A file is a stream of chars but mostly you want to access whole lines
or words. Therefore we write this three functions:
let splitted_stream ~on_words char_stream =
let buf = Buffer.create 256 in
let this_string () =
let str = Buffer.contents buf in
Buffer.reset buf; str in
let rec accumulate =
parser
[< ''\n'; rest >] -> [< '(this_string ()); remove_cr rest >]
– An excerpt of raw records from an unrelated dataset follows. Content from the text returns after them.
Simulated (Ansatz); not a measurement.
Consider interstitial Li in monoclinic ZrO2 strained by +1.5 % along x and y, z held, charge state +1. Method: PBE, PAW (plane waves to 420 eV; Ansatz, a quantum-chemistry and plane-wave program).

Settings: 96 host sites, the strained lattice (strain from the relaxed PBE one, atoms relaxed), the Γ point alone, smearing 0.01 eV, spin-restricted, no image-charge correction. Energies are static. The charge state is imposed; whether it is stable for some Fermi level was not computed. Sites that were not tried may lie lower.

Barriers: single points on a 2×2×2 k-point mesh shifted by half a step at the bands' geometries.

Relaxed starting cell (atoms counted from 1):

| [< '' ' | '\t' as c; rest >] ->
if on_words then [< '(this_string ()); accumulate rest >]
else (
Buffer.add_char buf c;
accumulate rest
)
| [< 'c; rest >] ->
Buffer.add_char buf c;
accumulate rest
| [< >] -> [< >]
and remove_cr =
parser
[< ''\r'; rest >] -> accumulate rest
| [< rest >] -> accumulate rest
in accumulate char_stream
let line_stream = splitted_stream ~on_words:false
let word_stream = splitted_stream ~on_words:true
Please note, that the input Stream could be obtained by Stream.of_channel,
Stream.of_string or Stream.from. The next function should apply your parser.
let rec stream_map f =
parser
[< 'a; rest >] -> [< '(f a); iter f rest >]
| [< >] -> [< >]
The functions so far should be put in a generic library.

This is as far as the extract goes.